Encodings - why platform specific?
Moderators: FourthWorld, heatherlaine, Klaus, kevinmiller, robinmiller
Encodings - why platform specific?
I have a project where csv-files are delivered from a customer from the windows platform and then they are supposed to be processed to utf-8 encoded XML-files on an OSX machine.
The textDecode, textEncode and open file for encoding commands will filter the list of available encodings by the OS, though. So I cannot convert the customer file, of which I know it is CP1252-encoded, when my converter is running on OSX.
Why is that? It makes absolutely no sense to me to have those restrictions. It is very likely that one will encounter any encoding on any platform in the wild (dealing with it, for example with BOMs etc, is another topic that can be left to the programmer).
Is there any workaround?
The textDecode, textEncode and open file for encoding commands will filter the list of available encodings by the OS, though. So I cannot convert the customer file, of which I know it is CP1252-encoded, when my converter is running on OSX.

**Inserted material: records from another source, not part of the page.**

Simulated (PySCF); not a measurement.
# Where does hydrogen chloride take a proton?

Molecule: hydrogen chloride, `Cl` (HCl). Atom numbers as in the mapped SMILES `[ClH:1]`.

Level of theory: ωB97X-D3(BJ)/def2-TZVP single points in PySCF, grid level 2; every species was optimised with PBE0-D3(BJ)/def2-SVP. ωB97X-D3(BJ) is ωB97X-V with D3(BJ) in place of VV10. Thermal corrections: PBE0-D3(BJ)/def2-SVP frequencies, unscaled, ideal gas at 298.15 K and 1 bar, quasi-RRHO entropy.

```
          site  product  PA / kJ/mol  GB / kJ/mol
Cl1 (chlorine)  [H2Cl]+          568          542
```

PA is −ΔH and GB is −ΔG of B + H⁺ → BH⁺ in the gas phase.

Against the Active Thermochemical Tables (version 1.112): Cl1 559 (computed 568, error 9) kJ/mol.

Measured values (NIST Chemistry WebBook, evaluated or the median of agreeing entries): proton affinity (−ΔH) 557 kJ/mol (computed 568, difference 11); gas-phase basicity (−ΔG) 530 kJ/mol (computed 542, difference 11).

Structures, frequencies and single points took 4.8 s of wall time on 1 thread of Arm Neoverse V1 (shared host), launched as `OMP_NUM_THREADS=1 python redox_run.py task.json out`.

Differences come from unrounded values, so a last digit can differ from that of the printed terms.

Why is that? It makes absolutely no sense to me to have those restrictions. It is very likely that one will encounter any encoding on any platform in the wild (dealing with it, for example with BOMs etc, is another topic that can be left to the programmer).
Is there any workaround?

-
- VIP Livecode Opensource Backer
- Posts: 10043
- Joined: Sat Apr 08, 2006 7:05 am
- Contact:
Re: Encodings - why platform specific?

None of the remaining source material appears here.